Eenie Meenie Minie, Uh oh

Dr. Jaffe,

I have a boyfriend, but we are slowly falling apart. I feel like i have to literally throw myself at him to get him to notice me. I also help out at his school alot and we have all the same friends. Everyone knows us as the “it” couple.

And thats where it gets complicated.

These things started coming up where I was spending alot of time with his friends…namely his best friend…and I sort of started falling for his best friend…who is a GIRL. I have a crush on a GIRL!

This is CRAAAZY and I absolutely have no idea what to do. We are getting closer and really want to be together. She has a girlfriend, I have a boyfriend, but we dont want to end up being the reasons for so much pain.
I just wish there was a way to make everything so much easier.

What am I supposed to do?

-Friends know Best

Dear FKB,

I will leave aside the whole WE DO NOT DATE PEOPLE WHO DO NOT APPRECIATE US discussion, because it sounds like you’re ready to exit your “falling apart” relationship with your boyfriend. Which means this is a very straight forward case of Act How You’d Want Others to Act to You.

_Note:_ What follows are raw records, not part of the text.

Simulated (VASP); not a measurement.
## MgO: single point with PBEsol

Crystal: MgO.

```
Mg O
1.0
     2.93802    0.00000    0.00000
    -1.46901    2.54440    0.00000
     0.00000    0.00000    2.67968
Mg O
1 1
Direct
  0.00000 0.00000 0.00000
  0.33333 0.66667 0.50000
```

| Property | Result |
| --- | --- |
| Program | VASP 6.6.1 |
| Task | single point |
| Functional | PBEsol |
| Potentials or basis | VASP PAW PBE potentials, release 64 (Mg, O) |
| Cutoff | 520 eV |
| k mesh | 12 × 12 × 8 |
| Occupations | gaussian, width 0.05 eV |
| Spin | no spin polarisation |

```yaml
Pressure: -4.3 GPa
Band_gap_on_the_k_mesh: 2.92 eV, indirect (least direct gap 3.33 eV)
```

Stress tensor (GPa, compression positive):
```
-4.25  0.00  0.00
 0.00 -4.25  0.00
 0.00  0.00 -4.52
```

In other words, you and your new crush both need to get out of the relationships you’re in, and then you can be together. While it might be hard for your boyfriend and her girlfriend in the short term, you’d be lying to both of them if you didn’t get out now, feeling how you feel about each other.

You can’t be responsible for other people’s feelings but you CAN be responsible for how you treat them. Giving them the respect they deserve by being honest and breaking things off when they’re not working is the best and healthiest way to handle this. You can say “Look, [insert name of boyfriend], I’ve enjoyed dating you but I don’t feel like our relationship is working right now.” It might be easier than you think—from what you describe, he probably doesn’t feel like its working either.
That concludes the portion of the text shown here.